Jupiter’s Europa could be site for water…and life?
Credit: NASA/JPL/Ted Stryk
Accelerating research
The project will form a cornerstone for NASA’s new Network for Ocean Worlds (NOW). NOW is an initiative aimed at accelerating research on planetary bodies with liquid water oceans that may harbor life or conditions that could support it by coordinating scientific studies nationwide that help advance understanding of ocean worlds.
The network will be co-led by Christopher German, a senior scientist at Woods Hole Oceanographic Institution, together with Alison Murray at the Desert Research Institute and Alyssa Rhoden at the Southwest Research Institute.
NOW is the latest of four research coordination networks to be established by NASA that will enable research covering different aspects of the search for life beyond Earth.
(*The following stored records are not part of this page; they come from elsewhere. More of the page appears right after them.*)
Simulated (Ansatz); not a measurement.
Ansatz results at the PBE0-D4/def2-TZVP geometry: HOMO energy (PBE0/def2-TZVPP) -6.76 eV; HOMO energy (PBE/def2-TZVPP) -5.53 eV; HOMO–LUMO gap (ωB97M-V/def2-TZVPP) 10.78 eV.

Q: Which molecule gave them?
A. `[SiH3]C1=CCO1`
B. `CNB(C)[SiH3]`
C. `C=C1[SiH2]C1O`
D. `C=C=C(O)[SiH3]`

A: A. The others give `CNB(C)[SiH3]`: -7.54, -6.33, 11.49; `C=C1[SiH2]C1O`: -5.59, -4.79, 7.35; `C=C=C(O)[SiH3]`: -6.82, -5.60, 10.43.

Ganymede, a moon of Jupiter.
Credit: NASA
Best bet
“If we hope to find evidence of life beyond Earth, within the next human generation, then our best bet is to look toward the growing list of ice-covered ocean worlds right here in our own solar system,” said German in a press statement.
“And looking further ahead,” German added, “if we want to understand the range of possible conditions that could support life anywhere beyond Earth, then we will simultaneously need to both continue exploring our own ocean for examples of extremes under which life can exist and continue developing exploration technologies that will be useful on any ocean world, including Earth.”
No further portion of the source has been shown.